Hi Brian those towers and antennas are in my past, it was kind of like having a 7 second AA fuel dragster for those year and to be honest it was almost all for contesting with a close group of ham buddies, hell I really never used my call. We mostly used one of my buddies calls, I really didn't want the QSLing  and cared less about DXCC cause I gave up the chest beating when I was almost joining the LIDX group but found way too many guys cheated in how they got a rare card and never made the QSO so I gave up on the Honor Roll cause what I found out there were very few who really honored that award, each to his own.
When contesting it was fun getting the group together and having a weekend of fun plus we did good especially from a 1/3rd acre plot and CC&R's but as time went on the township changed there regs on antenna restrictions from 50'(notice both towers were crank ups)to nothing unless you had deep pockets and were layered up. One of my friends spent $15K in the town of Islip and still NO PERMITS so I had seen the writing on the wall and started to down size allot also the adult nursing home was being built behind me which was 3- plus acres of woods were I had my beverages on, heck when they broke ground I had many beverages in my back yard cause I knew what was to come. I talked with a ham who was a lawyer a few weeks back and he told me that I should have had permits on those towers back then but what he didn't realize is when I first installed them they were fine and both lowered just below 50' but the town changed the code after 10 years and even if you had a permit they required a new one, there was no BS about grandfathering it in.
Anyway back to the selling air time and the guy in one land that makes such a big stink plus brags about the JA's he worked, wow he is just like Carl, hell when I was a novice in high school they nicked name me the JA kid only cause my parents had a home on a hill in Port Jefferson and the land slopped off real fast to the north so my HB 3 element 15 meter beam at 30ft on there roof looked like it was 60-70 ft with the terrain slopping off so JA propagation was fantastic back in 1968/69.
As they say its all good and all fun and today someone living in a condo or a HOA can rent the time on a big super station and have some fun for a few moments in there life plus they don't have to worry about the rest that is involved with big antennas and a better DX qth. As a matter of fact there is another company coming to that market place and they already have a group of super stations lined up so it must be worth it cause it look like the newbies on the block are dumping a half mil into this, I wish them luck and to N1CX please get a life  cause life is to short for sitting here on these forum with your bitch fest.
I think because the bands and propagation are soo poor way to many go to these forums to release there angers and frustrations.
To Jim N2EY, I too go by James or Jim and like yourself prefer either of these names but Jimmy is a name you call your son while he is small and once he becomes a man that changes. So I agree maybe you should call Carl dear or sweety, maybe honey, personally I would chose PITA!
Logged

N1CX

  • Member
  • Posts: 201
RE: Selling "airtime" on ham radio
« Reply #138 on: October 06, 2019, 07:03:41 AM »
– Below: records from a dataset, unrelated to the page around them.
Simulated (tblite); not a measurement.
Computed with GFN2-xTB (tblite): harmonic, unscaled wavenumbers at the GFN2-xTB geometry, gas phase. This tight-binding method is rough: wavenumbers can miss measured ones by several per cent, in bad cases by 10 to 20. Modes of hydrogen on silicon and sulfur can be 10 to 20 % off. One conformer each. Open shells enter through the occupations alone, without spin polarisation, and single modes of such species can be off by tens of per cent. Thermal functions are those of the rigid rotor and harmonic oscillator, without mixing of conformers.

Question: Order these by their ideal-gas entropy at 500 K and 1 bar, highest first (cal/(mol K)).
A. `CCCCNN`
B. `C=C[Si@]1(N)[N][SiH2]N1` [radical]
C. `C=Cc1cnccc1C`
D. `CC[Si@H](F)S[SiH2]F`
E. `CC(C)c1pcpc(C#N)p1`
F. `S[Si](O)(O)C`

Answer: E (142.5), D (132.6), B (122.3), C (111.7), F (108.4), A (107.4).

Nice personal attack. Keep it on topic and grow up. I never bragged about anything.
Logged

K7AAT

  • Member
  • Posts: 407
RE: Selling "airtime" on ham radio
« Reply #139 on: October 13, 2019, 05:46:23 PM »


This entire discourse has been a gross waste of bandwidth!  It's not illegal to sell amateur radio equipment, and it is not illegal to rent it, either.  That's it in a nut shell.
Logged

KB8VUL

  • Member
  • Posts: 654
Re: Selling "airtime" on ham radio
« Reply #140 on: November 30, 2019, 10:05:12 PM »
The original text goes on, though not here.